Esquire magazine, a long-time staple publication devoted to…well, OK, we don’t know what, but it seems to involve glamor photos of female celebrities, pop culture, and alcohol—is making new play to capture eyeballs on magazine racks across America: 100,000 copies of the publication’s September 2008 issue will be distributed to newsstands with a flashing, battery-powered cover featuring E-Ink technology, the same stuff used to drive the Amazon Kindle and other devices. The cover will (somewhat belatedly) proclaim “The 21st Century Begins Now”…at least into the batteries run out after a few months.
Esquire editor in chief David Granger has apparently been pursuing the idea of an electronic cover for years, and apparently sees the possibilities of E-Ink and similar technologies as a revolutionary frontier for print media. He also tells The New York Times that he has hopes for the cover winding up in the Smithsonian…albeit perhaps connected to a more permanent power supply.

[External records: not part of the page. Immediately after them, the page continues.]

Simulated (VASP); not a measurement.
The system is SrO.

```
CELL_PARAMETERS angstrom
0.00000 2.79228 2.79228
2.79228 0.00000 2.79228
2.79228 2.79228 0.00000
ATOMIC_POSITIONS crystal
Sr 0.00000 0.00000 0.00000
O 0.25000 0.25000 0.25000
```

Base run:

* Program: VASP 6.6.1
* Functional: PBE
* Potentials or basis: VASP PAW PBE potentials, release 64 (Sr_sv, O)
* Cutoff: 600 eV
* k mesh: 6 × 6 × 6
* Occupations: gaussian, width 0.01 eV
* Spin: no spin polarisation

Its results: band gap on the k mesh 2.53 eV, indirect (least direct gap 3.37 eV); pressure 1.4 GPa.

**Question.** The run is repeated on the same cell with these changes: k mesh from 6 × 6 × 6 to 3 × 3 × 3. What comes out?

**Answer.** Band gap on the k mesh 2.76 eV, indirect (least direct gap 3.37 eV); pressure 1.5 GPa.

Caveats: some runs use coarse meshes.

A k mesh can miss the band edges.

Esquire sees this first electronic cover as a “1.0” effort, with more advanced implementations sure to come as the technology and battery technology advance. Esquire purportedly invested significant money developing the small battery to be used in the magazine…and then set about recruiting a top-tier advertiser to help bankroll the effort. Esquire was eventually able to land Ford for inside cover advertising.
Esquire has an exclusive lock on the use of E-Ink’s technology in print through 2009, and hopes to come up with new ideas for the technology other than just flashy covers.
The 100,000 electronic covers will be available on newstands; Esquire’s 600,000+ subscribers will receive ordinary covers.